Musical youth

What's it like working on an opera by an 11-year-old? Mozart's Apollo and Hyacinthus is astonishingly fresh, conductor Ian Page…

What's it like working on an opera by an 11-year-old? Mozart's Apollo and Hyacinthus is astonishingly fresh, conductor Ian Page tells Michael Dervan

Opera Theatre Company is using the current year of Mozart celebrations to reach right back into the composer's childhood. The young genius of Salzburg hadn't even reached his teens when he wrote his first opera, Apollo and Hyacinthus. What's it like, I asked conductor Ian Page, to work on an opera by an 11-year-old? "One of the first things I said to the cast was that to do justice to the piece, and for the piece to be worth doing in the first place, we actually needed to forget fairly quickly the age of the composer." If it's only of interest because it's actually by an 11-year-old, he says, "then a recording would suffice". And, incredible as it may seem, given how many operas remain unrecorded, there's currently a choice of performances when it comes to Apollo and Hyacinthus.

"It's just astonishingly fresh," says Page. "Of course Mozart was so precocious and such an extraordinary child genius. But, also, he'd been all over the major courts of northern Europe, and he'd been exposed to so many different styles of music. You can hear so much of Gluck and even Rameau and Handel, lots of divided violas - the opening chorus feels straight out of a Gluck opera. And, as always with him, he takes a style and, even at the age of 11, he's sort of improving on it."

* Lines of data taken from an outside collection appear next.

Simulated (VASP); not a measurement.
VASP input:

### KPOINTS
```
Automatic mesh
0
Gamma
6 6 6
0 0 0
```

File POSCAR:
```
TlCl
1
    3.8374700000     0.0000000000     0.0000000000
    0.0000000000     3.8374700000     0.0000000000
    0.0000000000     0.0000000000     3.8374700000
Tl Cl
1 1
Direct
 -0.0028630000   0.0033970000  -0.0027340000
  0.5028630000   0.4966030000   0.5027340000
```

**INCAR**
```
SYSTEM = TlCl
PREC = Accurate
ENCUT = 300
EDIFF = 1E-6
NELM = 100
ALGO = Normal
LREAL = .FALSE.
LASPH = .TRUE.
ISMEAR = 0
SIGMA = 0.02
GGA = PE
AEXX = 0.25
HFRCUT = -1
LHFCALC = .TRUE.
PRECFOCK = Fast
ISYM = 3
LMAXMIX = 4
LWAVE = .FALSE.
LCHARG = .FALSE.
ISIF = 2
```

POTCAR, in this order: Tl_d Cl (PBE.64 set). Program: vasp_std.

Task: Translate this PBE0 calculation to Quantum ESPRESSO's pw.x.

Apollo was not composed as a standalone opera for production in an opera house. "It was written in Latin, to be interpolated between acts of a far longer Latin play. Presumably it was part of the Latin education that, every year at Salzburg university they would put on a huge Latin play. It was in the same intermezzo tradition as Pergolesi's La serva padrona, where they would interpolate little scenes of music into a larger work. It was essentially that style. The Latin play had four acts, so each of these three acts - I think it's called a prologue and two acts for Apollo - would have been interpolated as a 20-minute musical interlude. The themes are shared between play and musical interlude. But the characters and plot are completely different.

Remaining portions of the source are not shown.